Theoretikerinnen des Städtebaus.

Texte und Projekte für die Stadt, 

By Katia Frey and Eliana Perotti (eds.)

Berlin: Reimer, 2015

240 mm x 170 mm

42 b/w illustrations

352 pages

€ 49 (paperback)

ISBN: 978-3-496-01532-1




Frauen blicken auf die Stadt. 

Architektinnen, Planerinnen, Reformerinnen. Theoretikerinnen des Städtebaus II, 

By Katia Frey and Eliana Perotti (eds.)

Berlin: Reimer, 2019

240 mm x 170 mm

45 b/w illustrations

360 pages

€ 49 (paperback)

ISBN: 978-3-496-01567-3

Many authors have argued that the exclusion of women in the history of art and architecture is not coincidental but based on deliberate discredit. Christine de Pizan already formulated this accusation in the fourteenth century in her Book of the City of Ladies. To support this argument, she created a reconstructed history of women in which she stressed the achievements and virtues of numerous women since antiquity. The anthologies edited by Katia Frey and Eliana Perotti should be regarded as one more attempt to record in writing the many neglected female contributions by asking how women contributed to the development of modern city planning. They assemble a wide scope of texts written by female theorists, architects, planners, and reformers, who were influential in very different areas. Many of these writings are (re)published and recognized for the first time, foregrounding female achievement of the last 150 years.

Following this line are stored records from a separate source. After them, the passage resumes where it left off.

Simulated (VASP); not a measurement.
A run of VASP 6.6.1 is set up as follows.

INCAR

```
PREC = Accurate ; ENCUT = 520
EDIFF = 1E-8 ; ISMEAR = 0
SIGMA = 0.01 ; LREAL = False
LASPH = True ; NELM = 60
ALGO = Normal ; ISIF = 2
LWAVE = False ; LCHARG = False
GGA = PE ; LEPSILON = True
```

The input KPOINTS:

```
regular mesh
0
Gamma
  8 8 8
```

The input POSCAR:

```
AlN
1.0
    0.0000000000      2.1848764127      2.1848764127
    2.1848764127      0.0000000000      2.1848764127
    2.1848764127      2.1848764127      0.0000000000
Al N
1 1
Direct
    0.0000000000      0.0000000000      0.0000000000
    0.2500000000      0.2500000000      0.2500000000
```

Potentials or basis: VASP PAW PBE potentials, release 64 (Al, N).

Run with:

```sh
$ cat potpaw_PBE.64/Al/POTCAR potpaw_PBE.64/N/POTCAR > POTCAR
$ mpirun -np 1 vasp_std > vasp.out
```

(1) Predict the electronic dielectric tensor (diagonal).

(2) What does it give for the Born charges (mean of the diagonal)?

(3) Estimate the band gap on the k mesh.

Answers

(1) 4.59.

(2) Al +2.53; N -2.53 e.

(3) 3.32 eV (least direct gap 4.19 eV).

The editors are aware that there are and have been quite a few influential women planners and authors like Jane Jacobs, a critical observer of the man-made landscape who seriously challenged the discourse and formulated their special views. Of course, it would be more accurate to say that women are and always have been part of urbanism, but most of their contributions have disappeared from planning history. The problem is that many of them were not part of important networks, therefore, they were not as well known and by now have been more or less erased from history. Frey and Perotti point out that although their names may have become forgotten, many of the female pioneers came up with the most interesting concepts about urban design and had a strong impact on city planning. Of course, some of them were gifted with a famous name like Sybil Moholy-Nagy or could operate within an influential professional network like the American critic Ada Huxtable, and gained attention during their time, but the majority of these contributions seem to have disappeared. By looking at very different approaches of female architects and theorists in city planning (with a special focus on Germany, but not exclusively) the editors tried to excavate some of those doomed perspectives and included original writings by Adelheid Poninska, Sibyl Moholy-Nagy, Myra Warhaftig, and others. The ambition of the editors is to establish a strong link between historical viewpoints and the present by asking whether or not these idealistic or challenging visions are still valid today and how they contributed to shaping the urban environments as we experience them today. This discussion is led by a prestigious selection of internationally well-known contemporary theorists, among them Mary Pepchinski, Gerald Adler, Katrin Albrecht, Hilde Heynen, and Rixt Hoekstra.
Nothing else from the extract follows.